Find second acid dissociation constant at a given pH

In short, the problem states that:

• We have a molecule that has two ionizable groups
• $\mathrm{p}K_\mathrm{a,1}$ is between $5.0$ and $9.0$; $\mathrm{p}K_\mathrm{a,2}$ is outside of this range.
• $100\ \mathrm{mL}$ of a $0.1\ \mathrm{M}$ solution of molecule, all in the unprotonated form
• added $12\ \mathrm{mL}$ of $1\ \mathrm{M}\ \ce{HCl}$
• final $\mathrm{pH}$ is $7.4$

The goal is to find $\mathrm{p}K_\mathrm{a,1}$. This is how I've approached it:

• First, I converted everything to moles:

$0.012\ \mathrm{mol}$ of $\ce{HCl}$ added $\ce{->} 0.012\ \mathrm{mol}\ [\ce{H+}]$

• $0.01\ \mathrm{mol}$ of molecule in solution $\ce{->} 0.02\ \mathrm{mol}$ of $[\ce{A-}]$ since the problem states that everything is in unprotonated form I think this is were I am wrong in my thinking
• Next, I reason that some $\ce{A-}$ is going to be neutralized by $\ce{H+ ->} 0.02-0.012$. Leaves me with $0.008\ \mathrm{mol}$ of $\ce{A-}$
• Then, I have $0.012~\mathrm{mol}$ of $\ce{HA}$ that was formed.
• Im plugging this in to the Henderson-Hasselbalch equation $\ce{->} \mathrm{pH} = \mathrm{p}K_\mathrm{a} + \log ([\ce{A-}]/[\ce{HA}]) \ce{->}$

I've tried looking at similar problems but I am just having a hard time with this. I feel that the problem lies with this the neutralization. Also, I know that upper boundary of $\mathrm{p}K_\mathrm{a,1}$ is $9$, which is above the final $\mathrm{pH}$, and I know that at $\mathrm{pH}=\mathrm{p}K_\mathrm{a} 50~\%$ would be protonated/unprotonated, however, I don't know how to account for this information in my calculation.

For starters, I’m going to define your molecule as being $\ce{HA}$ and its two ionised forms to be $\ce{A-}$ and $\ce{H2A+}$. This means, we are observing the following equilibrium:

$$\ce{H2A+ <=>[H+] HA <=>[H+] A-}$$

As you correctly calculated, you have $10~\mathrm{mmol}$ of $\ce{H_nA^m+}$ and $12~\mathrm{mmol}\ \ce{HCl}$ that you add to your solution.
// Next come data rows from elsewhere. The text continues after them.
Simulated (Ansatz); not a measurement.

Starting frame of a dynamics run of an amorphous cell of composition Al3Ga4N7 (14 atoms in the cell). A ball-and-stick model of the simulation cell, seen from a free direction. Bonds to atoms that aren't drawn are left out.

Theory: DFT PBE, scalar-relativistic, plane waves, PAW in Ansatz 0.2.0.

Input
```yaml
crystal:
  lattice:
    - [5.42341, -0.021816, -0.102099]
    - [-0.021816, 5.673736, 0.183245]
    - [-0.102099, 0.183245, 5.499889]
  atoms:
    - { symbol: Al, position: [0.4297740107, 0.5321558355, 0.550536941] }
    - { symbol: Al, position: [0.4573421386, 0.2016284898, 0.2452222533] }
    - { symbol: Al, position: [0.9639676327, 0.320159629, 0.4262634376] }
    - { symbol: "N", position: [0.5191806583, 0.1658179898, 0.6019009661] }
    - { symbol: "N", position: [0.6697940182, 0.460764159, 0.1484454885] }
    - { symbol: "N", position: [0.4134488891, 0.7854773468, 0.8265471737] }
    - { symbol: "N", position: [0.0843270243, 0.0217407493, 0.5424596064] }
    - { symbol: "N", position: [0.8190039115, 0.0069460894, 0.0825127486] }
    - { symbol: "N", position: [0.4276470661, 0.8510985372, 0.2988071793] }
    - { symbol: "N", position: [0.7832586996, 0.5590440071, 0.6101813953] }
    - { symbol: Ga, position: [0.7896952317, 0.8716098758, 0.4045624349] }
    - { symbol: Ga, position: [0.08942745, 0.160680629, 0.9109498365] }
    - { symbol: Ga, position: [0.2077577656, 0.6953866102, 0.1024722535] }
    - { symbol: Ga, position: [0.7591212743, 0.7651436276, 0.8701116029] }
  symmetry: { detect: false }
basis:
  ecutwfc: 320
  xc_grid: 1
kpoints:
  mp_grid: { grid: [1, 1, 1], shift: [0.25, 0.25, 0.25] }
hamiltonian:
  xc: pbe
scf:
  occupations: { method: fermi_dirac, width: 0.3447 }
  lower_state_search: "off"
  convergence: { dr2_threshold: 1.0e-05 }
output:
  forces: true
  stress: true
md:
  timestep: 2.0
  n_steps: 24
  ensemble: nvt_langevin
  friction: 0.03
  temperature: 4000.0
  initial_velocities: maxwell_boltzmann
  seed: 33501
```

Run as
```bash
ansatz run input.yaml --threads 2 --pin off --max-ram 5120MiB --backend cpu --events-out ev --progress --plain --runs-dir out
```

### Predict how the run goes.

$12~\mathrm{mmol} > 10~\mathrm{mmol}$. Thus, there are two possibilities:

1. we started with $10~\mathrm{mmol}\ \ce{HA}$. We ended up with $10~\mathrm{mmol}\ \ce{H2A+}$ and $2~\mathrm{mmol}\ \ce{HCl}$

2. we started with $10~\mathrm{mmol}\ \ce{A-}$. We ended up with $8~\mathrm{mmol}\ \ce{HA}$ and $2~\mathrm{mmol}\ \ce{H2A+}$

$\mathrm{pH}~7.4$ is only consistent with possibility 2; in case of 1 it would mean $2~\mathrm{mmol}\ \ce{HCl}$ controlling the $\mathrm{pH}$ which would give us $\mathrm{pH} < 3$. Thus, we are well within the operating scheme of $\mathrm{p}K_\mathrm{a,1}$ and we can easily use the Henderson–Hasselbalch equation:

\begin{align}\mathrm{pH} &= \mathrm{p}K_\mathrm{a} + \log \frac{[\ce{HA}]}{[\ce{H2A+}]}\\ 7.4 &= \mathrm{p}K_\mathrm{a} + \log \frac{\frac{8~\mathrm{mmol}}{V}}{\frac{2~\mathrm{mmol}}{V}}\\ 7.4 &= \mathrm{p}K_\mathrm{a} + \log 4\\ 7.4 &= \mathrm{p}K_\mathrm{a} + 0.60\\ 6.8 &= \mathrm{p}K_\mathrm{a}\end{align}

You did indeed identify the spot where you went wrong. Just because a compound is dibasic does not mean you should double its concentration. As I showed above, $10~\mathrm{mmol}$ of original molecule, whether it was entered as $\ce{H2A+}, \ce{HA}$ or $\ce{A-}$ will remain $10~\mathrm{mmol}$; only the number of attached protons will differ.

• Thanks. This reinforces the first answer. I've managed to work my way through similar problems but still in need of more practice. Oct 3 '16 at 1:34
• @JVazquez You know when the teacher/professor tells you to write out the equation, and no one does it because it's an extra step? Try writing out the equations, at least until you have enough practice that you can see the stoichiometric relationships in your head. You probably could have avoided your mistake if you had written out the equation.
– Zhe
Oct 4 '16 at 1:31

I think you did go wrong in that step. Why are there 0.02 moles of A?

You should consider writing out your mystery substance as H2A. Then the conjugate base is HA. You don't really care about the second ionization, but I think the diprotic nature of this acid is causing you confusion. You only create one mole of the monoprotic form from one mole of the diprotic form. There's no extra 2 in there.